White House rejects Democrats' offer to consult on Supreme Court nominations.

June 19, 2003|David G. Savage | Times Staff Writer

WASHINGTON -- The White House gave a "thanks, but no thanks" reply Wednesday to an offer from Senate Democrats to consult with the president before he nominates any justices to the Supreme Court.

President Bush's top legal advisor left no doubt that the choice -- when or if there is one -- will be the president's alone.

"If a Supreme Court vacancy arises during his presidency, President Bush will nominate an individual of high integrity, intellect and experience," White House Counsel Alberto R. Gonzales said in a letter to Senate Democrats.

Then "the Senate will have an opportunity to assess the president's nominee and ... to vote up or down," he added.

White House Press Secretary Ari Fleischer also dismissed the Democrats' offer as a "novel new approach" to choosing Supreme Court justices.

In the last week, several Democrats have written Bush to say that he could avoid a battle over the Supreme Court by talking with them about a consensus nominee.

"I stand ready to work with you to help select a nominee or nominees to the Supreme Court," Sen. Patrick J. Leahy (D-Vt.), the ranking Democrat on the Judiciary Committee, said in a June 11 letter to Bush.

He noted that Senate Judiciary Committee Chairman Orrin G. Hatch (R-Utah) has taken credit for advising President Clinton to select Ruth Bader Ginsburg and Stephen G. Breyer for the high court.

"Meaningful bipartisan consultation in advance of any Supreme Court nomination" would prevent a "divisive confirmation fight," said Senate Minority Leader Tom Daschle (D-S.D.) on Tuesday.

Sen. Charles E. Schumer (D-N.Y.), another Judiciary Committee member, offered Bush a few possible nominees, including Republican Sen. Arlen Specter (R-Pa.).

Republican leaders and conservative scholars say they are taken aback by the Democrats' claim to have a role in the nomination process.

"I am astounded by those letters. Does Charles Schumer think he is the president?" asked law professor John Eastman.

A former clerk to Supreme Court Justice Clarence Thomas, Eastman teaches at Chapman University Law School in Orange and recently advised Senate Republicans on the constitutionality of filibusters. "The president has the sole power to nominate, and only then does the Senate give its advice and consent," Eastman said.

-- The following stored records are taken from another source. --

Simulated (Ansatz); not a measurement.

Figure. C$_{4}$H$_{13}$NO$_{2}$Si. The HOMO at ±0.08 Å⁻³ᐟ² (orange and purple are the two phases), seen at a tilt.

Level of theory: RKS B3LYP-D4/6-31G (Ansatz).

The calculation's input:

Sen. John Cornyn (R-Texas), the newest Republican on the Judiciary Committee, also urged Bush to ignore the Democrats. "Few things would politicize our judiciary more than to hand over control of the process for selecting Supreme Court justices to individual members of the Senate," Cornyn said. "Presidents, not politicians, nominate justices."

The debate about the Senate's role in confirming judges is an old one, and it tends to flare up when Supreme Court seats are at stake. At the moment, there is speculation that one or more of the justices will retire this month at the end of the court's current term.

The Constitution says the president "shall nominate, and by and with the advice and consent of the Senate, shall appoint ... judges of the Supreme Court."

On Wednesday, Sen. Barbara Boxer (D-Calif.) cited this "advice and consent" clause in describing judicial appointments as "a 50-50 deal."

She added: "The president, in this process, is not more important than the Senate, and the Senate's not more important. They have to work together."

Boxer and other Democrats base their view on historians who say that early drafts of the Constitution gave the Senate the power to appoint officials. The final version of the Constitution, though, made it clear that the power to nominate judges and other officials rests with the president.

Liberal and conservative activists are gearing up for an all-out battle, and the Senate Judiciary Committee has cleared its calendar for possible hearings this summer.

But none of the justices has hinted at retirement; instead, they have spoken of their plans for the fall session.

Fleischer dismissed the talk of any Supreme Court nomination as "idle chatter."